Tuesday, August 31, 2010

Design Challenge: how to handle differing wall heights in the same room

A client I’m working with recently purchased a 1960s bungalow home whose fun architecture boasts a very peaked roof that slants down to normal height (which means 12’ high walls near the middle of the house and 8’ walls on the sides of the house [which almost look 7.5’ H because of bulk-heads]).

When considering furniture and layout in a single room with differing wall heights, you’ll want to be sure that you give good thought to scale and proportion – ie. aim to elongate the short wall and bring the tall wall down.
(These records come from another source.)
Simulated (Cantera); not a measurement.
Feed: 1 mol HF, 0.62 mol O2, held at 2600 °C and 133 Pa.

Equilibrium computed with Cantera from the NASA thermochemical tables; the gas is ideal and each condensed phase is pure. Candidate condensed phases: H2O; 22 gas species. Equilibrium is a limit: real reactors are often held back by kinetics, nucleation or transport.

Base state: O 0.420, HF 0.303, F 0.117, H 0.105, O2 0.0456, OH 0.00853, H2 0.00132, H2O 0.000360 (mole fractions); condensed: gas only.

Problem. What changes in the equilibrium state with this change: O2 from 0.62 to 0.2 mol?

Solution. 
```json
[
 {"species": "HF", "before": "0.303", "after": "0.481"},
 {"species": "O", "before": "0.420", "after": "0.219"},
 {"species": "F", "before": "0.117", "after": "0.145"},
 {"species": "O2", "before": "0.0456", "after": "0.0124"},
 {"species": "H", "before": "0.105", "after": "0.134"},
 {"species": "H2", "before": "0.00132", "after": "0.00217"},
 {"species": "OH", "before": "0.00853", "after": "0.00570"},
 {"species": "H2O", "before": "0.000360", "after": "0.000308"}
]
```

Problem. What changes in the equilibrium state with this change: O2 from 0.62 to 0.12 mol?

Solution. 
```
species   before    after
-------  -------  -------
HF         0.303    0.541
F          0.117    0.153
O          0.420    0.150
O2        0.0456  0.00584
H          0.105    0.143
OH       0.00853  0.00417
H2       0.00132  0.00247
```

Using the example of these wall heights in a room to be used as a home office, some specific ideas include:


• Keep any furniture against the lower-height wall in shorter proportions. For example, unless you want to make the shorter wall an entire wall of shelving (which would give a ‘library’ feel), don’t put full height bookshelves against that wall.

Keep the look more light and airy – perhaps a daybed or chaise jutting out from the corner* with a plant behind, and small-scale art hung vertically on the wall beside. That would create an inviting area without it having a closed-in feeling.

* - jutting out into the room as opposed to being against the wall so as to create the illusion of more space; add a small round table beside the chaise and you’ve got a great place for your afternoon or evening refreshment & rest

** Stay tuned for pictures – the space is still in progress with reno’s

• For the tall wall, here are a couple of ideas to bring the height down:

o Horizontal stripes: choose 3 paint colours that accent your overall room decor (and of course, flow with your home through-out).

One of these colours does need to be on all the other walls in the room. Then paint the three colours onto the tall wall in an attractive horizontal striping pattern.

Take the total wall height in inches, divide by 6 and then create a well proportioned patterning within that.

For example, a 12’ high wall = 144”, divided by 6 = 24”. So, we’d create a pattern for 24”: the first colour could be a 12” high stripe, then a 3” stripe, then an 6”, then a 3”, then repeat.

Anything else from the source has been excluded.